After an obscure California real-estate developer posted an anti-Islam video on YouTube, a video that was then promoted by an obscure right-wing preacher in Florida, news of the video spread in the Middle East. Hours before protests reached any U.S. embassy or consulate, the U.S. Embassy in Egypt issued a 99-word statement:
“The Embassy of the United States in Cairo condemns the continuing efforts by misguided individuals to hurt the religious feelings of Muslims – as we condemn efforts to offend believers of all religions. Today, the 11th anniversary of the September 11, 2001 terrorist attacks on the United States, Americans are honoring our patriots and those who serve our nation as the fitting response to the enemies of democracy. Respect for religious beliefs is a cornerstone of American democracy. We firmly reject the actions by those who abuse the universal right of free speech to hurt the religious beliefs of others.”

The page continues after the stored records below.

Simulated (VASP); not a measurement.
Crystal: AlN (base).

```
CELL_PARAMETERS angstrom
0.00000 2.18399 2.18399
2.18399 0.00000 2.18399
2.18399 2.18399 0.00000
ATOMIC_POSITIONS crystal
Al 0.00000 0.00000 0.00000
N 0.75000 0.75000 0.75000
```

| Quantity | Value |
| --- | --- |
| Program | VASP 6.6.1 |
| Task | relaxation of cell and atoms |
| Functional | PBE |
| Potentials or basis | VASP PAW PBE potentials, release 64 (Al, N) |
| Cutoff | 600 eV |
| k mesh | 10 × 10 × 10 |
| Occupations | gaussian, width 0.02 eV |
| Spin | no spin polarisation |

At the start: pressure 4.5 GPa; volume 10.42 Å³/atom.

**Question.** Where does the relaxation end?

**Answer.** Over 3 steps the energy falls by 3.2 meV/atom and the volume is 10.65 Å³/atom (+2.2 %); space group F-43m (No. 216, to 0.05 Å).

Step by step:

This, in Mitt Romney’s mind, represents an “apology” from the Obama administration for “American values.”
But there’s a pattern of bipartisan diplomacy that’s worth remembering here. Dave Weigel noted this morning, for example, that the Bush/Cheney administration condemned European caricatures of the Prophet Muhammad in 2006, saying, ”We find them offensive, and we certainly understand why Muslims would find these images offensive.”
Two years later, President Bush apologized to Iraq’s prime minister for an American sniper’s shooting of a Quran.
In 2011, when that fringe Florida pastor caused riots abroad by announcing plans to burn Qurans, the U.S. Embassy in Cairo condemned the stunt, saying in a statement, “Since the founding of our nation, the United States has upheld the principles of tolerance and respect for religious freedom.”
In Romney’s mind, are all of these statements offensive? Do they all reflect “apologies” for “American values”? Is just being cravenly opportunistic now because he’s down in the polls?
Or more to the point, if there’s a Romney administration, will he refuse to engage in this kind of diplomacy?